Formal basis for variable substitution in limits

The complete story is as follows:

If the functions $g:\ A\to B$ and $f:\ B\to C$ have limits $$\lim_{x\to\xi}g(x)=:\eta\ ,\qquad \lim_{y\to\eta}f(y)=:\zeta\ ,$$ and if $f$ is continuous at $\eta$ in case $\eta$ occurs as value of $g$, then $$\lim_{x\to\xi}f\bigl(g(x)\bigr)=\lim_{y\to\eta} f(y)\ .$$

This holds also if any one of $\xi$, $\eta$, $\zeta$ is $\ =\infty$.

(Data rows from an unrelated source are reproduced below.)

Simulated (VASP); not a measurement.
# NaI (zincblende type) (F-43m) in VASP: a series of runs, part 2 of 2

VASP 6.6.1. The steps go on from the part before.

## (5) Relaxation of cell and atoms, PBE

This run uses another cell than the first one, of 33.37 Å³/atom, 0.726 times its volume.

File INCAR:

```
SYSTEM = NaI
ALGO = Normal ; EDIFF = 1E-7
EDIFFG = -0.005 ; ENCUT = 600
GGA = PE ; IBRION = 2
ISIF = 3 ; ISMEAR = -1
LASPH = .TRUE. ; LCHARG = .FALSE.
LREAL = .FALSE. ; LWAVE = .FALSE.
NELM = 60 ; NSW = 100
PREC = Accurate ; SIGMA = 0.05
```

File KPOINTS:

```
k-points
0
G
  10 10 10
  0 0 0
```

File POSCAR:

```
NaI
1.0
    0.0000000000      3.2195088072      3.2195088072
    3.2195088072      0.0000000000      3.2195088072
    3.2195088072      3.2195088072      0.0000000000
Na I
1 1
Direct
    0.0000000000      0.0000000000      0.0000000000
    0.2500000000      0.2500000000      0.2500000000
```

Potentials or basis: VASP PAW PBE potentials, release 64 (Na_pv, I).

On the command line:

The extra condition "and if $f$ is continuous $\ldots$" is usually fulfilled, but one cannot do without it: Consider the example $g(x):\equiv 1$ and $f(y):=2$ $\ (y=1)$, $\ f(y):=3$ $\ (y\ne1)$. Then $\lim_{x\to1}f\bigl(g(x)\bigr)=2$, but $\lim_{x\to1}g(x)=1$, $\ \lim_{y\to1}f(y)=3$.

Yes, that's essentially the idea.

But this follows from the definition of continuity: we just need to show that if $f$ is continuous at $g(a)$ and $g$ is continuous at $a$, then $f\circ g$ is continuous at $a$. Because then both sides evaluate to $f(g(a))$, by definition of continuity (which requires that the limit exist and be equal to evaluating the function at the point.

To prove that if $g$ is continuous at $a$ and $f$ is continuous at $g(a)$, then $f\circ g$ is continuous at $a$, note first that $f\circ g$ is defined at $a$. Now, let $\epsilon\gt0$. then we know that there exists $\delta_1\gt 0$ such that if $|y-g(a)|\lt\delta_1$, then $|f(y)-f(g(a))|\lt\epsilon$; this holds, because $f$ is continuous at $g(a)$.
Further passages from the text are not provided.